Maureen's quiet desperation, both in the apparent pointlessness of her job and the loneliness and grief that comes from a lost part of her world, to see a sign from Lewis, leads her to wonder far too soon if this is Lewis's ghost messaging her, and her unknown contact makes no attempt to disabuse her of the idea. The messages prod Maureen, goad her, dare her. She tells her interlocutor that she hates games, but plays his game – it's definitely a he from the beginning, there's something about the way he plays with Maureen that is so very male – and winds up, pushed by the messages, into trying on Kyra's couture while her employer is not there, which has explicitly been called out as forbidden, and, finding release in the violation of the boundary, masturbates in Kyra's bed. And this isn't presented as a particularly salacious act. It's lonely. Everything in Maureen's life is defined by a line: the line between the living and the dead, the right of her employer to wear clothes she can't.
The messages don't come from Lewis. They carry a threat. We will discover that they follow from a chance conversation, one of the very few properly expository conversations in the film, with an apparently minor character who gets the idea from Maureen's self-disclosure that she can be manipulated into the frame for a terrible crime. He does not mean Maureen well.
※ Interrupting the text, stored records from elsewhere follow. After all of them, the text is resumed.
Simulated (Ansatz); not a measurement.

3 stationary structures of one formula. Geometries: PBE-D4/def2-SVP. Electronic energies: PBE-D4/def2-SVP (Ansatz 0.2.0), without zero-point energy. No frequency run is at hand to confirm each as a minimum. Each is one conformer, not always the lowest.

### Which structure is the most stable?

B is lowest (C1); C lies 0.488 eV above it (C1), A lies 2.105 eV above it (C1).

It is not Lewis. But ghosts surround Maureen, and she communicates with them. There is an inhabitant in Lewis's house. It is not Lewis. An automatic door opens and closes. It may not be Lewis. A spirit at the close of the film communicates with poltergeist phenomena, and it might be Lewis but it might not be. The only manifestation that is really of Lewis happens behind Maureen's back. Even when he's there, she can do no more than suspect.
The dead then are like the living. They surround us, and they can be heard if only we have ears to listen. But their messages are equivocal, unclear. Ghosts have the right to haunt us however they will, and they will. They are present in the landscape of the city. They are around us, fellow inhabitants, fellow travellers. And they are no more inclined to behave predictably, or be even-tempered, than the living.